Part of plan to save $8 billion a year, area mail processing operations employing 23 at Cartersville's are moving to Atlanta, the U.S. Postal Service announced today.
"We're not talking about the actual Cartersville post office," Spokesman Michael Miles said. "We're talking about just the mail processing operation that's in the back."
USPS, a self-financing federal agency that employs 8 million people, says it needs to cut costs at least $20 billion by 2015 and more than $22 billion by 2016 to return to profitability and ensure long-term financial stability.
While USPS has proposed legislative reforms, including delivering mail five instead of six days a week, last year it began in an effort to slash expenses by realigning operations following dramatic declines in mail volume.
Miles said the 23 employees affected by the full consolidation of the Cartersville operation with the Atlanta Processing and Distribution Center in Hapeville are union employees.
"We will look to transfer those employees into other operations just depending on what's available," he said. "We have a union agreement and there's some contractual guidelines we have to follow, so we'll find jobs for them according to the union contract, but we don't anticipate people losing their jobs as a result of this."
The local operation processes both locally generated mail and mail originating in other areas. The relocation of both incoming and outgoing operations coupled with USPS' proposal to change delivery standards could affect the length of time required for mail to arrive in Cartersville and other destinations.
"If we have fewer plants, that means we have to have different standards, which means that mail could, yes, in theory, take longer, but how it will specifically impact the area, we probably can't tell you at this point," Miles said, finally adding, in terms of delivery time frames, "what was one day could become two days."
USPS reports its mail volume has declined by more than 43 billion pieces in the past five years and continues to drop. In December, it agreed to a moratorium on closures or consolidations to allow time for legislative change, including relaxing delivery standards and providing employee health benefits independent of federal programs, which it says would save a total of $9.8 billion a year.

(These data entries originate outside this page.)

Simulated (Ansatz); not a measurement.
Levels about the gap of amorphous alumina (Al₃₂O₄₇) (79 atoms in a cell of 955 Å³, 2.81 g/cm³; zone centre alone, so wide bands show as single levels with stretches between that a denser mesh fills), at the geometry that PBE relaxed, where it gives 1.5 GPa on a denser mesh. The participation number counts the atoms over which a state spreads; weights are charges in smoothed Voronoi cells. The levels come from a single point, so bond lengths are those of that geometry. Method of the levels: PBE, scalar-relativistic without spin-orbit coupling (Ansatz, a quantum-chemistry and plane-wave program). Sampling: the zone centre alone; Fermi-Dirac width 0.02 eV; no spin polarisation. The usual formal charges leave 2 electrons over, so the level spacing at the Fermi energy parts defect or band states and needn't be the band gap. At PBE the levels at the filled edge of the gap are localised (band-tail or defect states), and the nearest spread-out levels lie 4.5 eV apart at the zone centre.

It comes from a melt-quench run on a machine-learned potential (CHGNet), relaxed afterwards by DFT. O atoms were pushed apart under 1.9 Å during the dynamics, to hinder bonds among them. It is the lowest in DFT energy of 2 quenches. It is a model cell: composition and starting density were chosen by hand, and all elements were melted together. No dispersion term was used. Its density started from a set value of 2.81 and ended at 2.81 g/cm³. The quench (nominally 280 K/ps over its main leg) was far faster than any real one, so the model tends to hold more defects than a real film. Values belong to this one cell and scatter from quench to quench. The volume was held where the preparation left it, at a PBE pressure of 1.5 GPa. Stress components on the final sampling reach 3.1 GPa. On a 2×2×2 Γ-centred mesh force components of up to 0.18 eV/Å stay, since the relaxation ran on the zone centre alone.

The local facility processes about 400,000 pieces of mail per day for Cartersville and 21 other nearby ZIP codes. Closure of the operation is contingent upon on a move to five-day delivery and would happen sometime after May 15, when the moratorium is slated to end.
Other Georgia processing facilities proposed for consolidations include operations in Acworth, Douglasville, Marietta, Athens, Augusta, Columbus, Savannah and Albany.